On 11/21/10 7:11 PM, Michel Fortin wrote:
On 2010-11-20 18:58:33 -0500, Andrei Alexandrescu
<[email protected]> said:
D strings exhibit no such problems. They expose their implementation -
array of code units. Having that available is often handy. They also
obey a formal interface - bidirectional ranges.
It's convenient that char[] and wchar[] expose a dchar bidirectional
range interface... but only when a dchar bidirectional range is what you
want to use. If you want to iterate over code units (lower-level
representation), or graphemes (upper-level representation), then it gets
in your way.
I agree.
There is no easy notion of "character" in unicode. A code point is *not*
a character. One character can span multiple code points. I fear
treating dchars as "the default character unit" is repeating same kind
of mistake earlier frameworks made by adopting UCS-2 (now UTF-16) and
treating each 2-byte code unit as a character. I mean, what's the point
of working with the intermediary representation (code points) when it
doesn't represent a character?
I understand the concern, and that's why I strongly support formal
abstractions that are supported by, but largely independent from,
representations. If graphemes are to be modeled, D is in better shape
than other languages. What we need to do is define a range byGrapheme()

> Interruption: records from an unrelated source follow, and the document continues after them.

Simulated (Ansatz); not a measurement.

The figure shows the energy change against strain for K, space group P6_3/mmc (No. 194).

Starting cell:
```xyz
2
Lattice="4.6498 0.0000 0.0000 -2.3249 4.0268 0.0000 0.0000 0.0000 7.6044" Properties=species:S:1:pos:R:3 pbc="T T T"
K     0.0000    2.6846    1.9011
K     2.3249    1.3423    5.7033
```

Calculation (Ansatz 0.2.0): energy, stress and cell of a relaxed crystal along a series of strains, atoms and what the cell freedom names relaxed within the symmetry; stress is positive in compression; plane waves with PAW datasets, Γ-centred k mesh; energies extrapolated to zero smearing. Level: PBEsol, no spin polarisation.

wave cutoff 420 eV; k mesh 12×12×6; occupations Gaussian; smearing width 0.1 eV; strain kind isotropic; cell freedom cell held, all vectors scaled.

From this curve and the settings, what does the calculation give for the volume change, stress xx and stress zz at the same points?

that accepts char[], wchar[], or dchar[].
Instead, I think it'd be better that the level one wants to work at be
made explicit. If one wants to work with code points, he just rolls a
code-point bidirectional range on top of the string. If one wants to
work with graphemes (user-perceived characters), he just rolls a
grapheme bidirectional range on top of the string. In other words:
string str = "hello";
foreach (cu; str) {} // code unit iteration
foreach (cp; str.codePoints) {} // code point iteration, bidirectional
range of dchar
foreach (gr; str.graphemes) {} // grapheme iteration, bidirectional
range of graphemes
That'd be much cleaner than having some sort of hybrid
code-point/code-unit array/range.
Here's a nice reference about unicode graphemes, word segmentation, and
related algorithms.
<http://unicode.org/reports/tr29/>
I agree except for the fact that in my experience you want to iterate
over code points much more often than over code units. Iterating by code
unit by default is almost always wrong. That's why D's strings offer the
bidirectional interface by default. I have reasons to believe it was a
good decision.
Andrei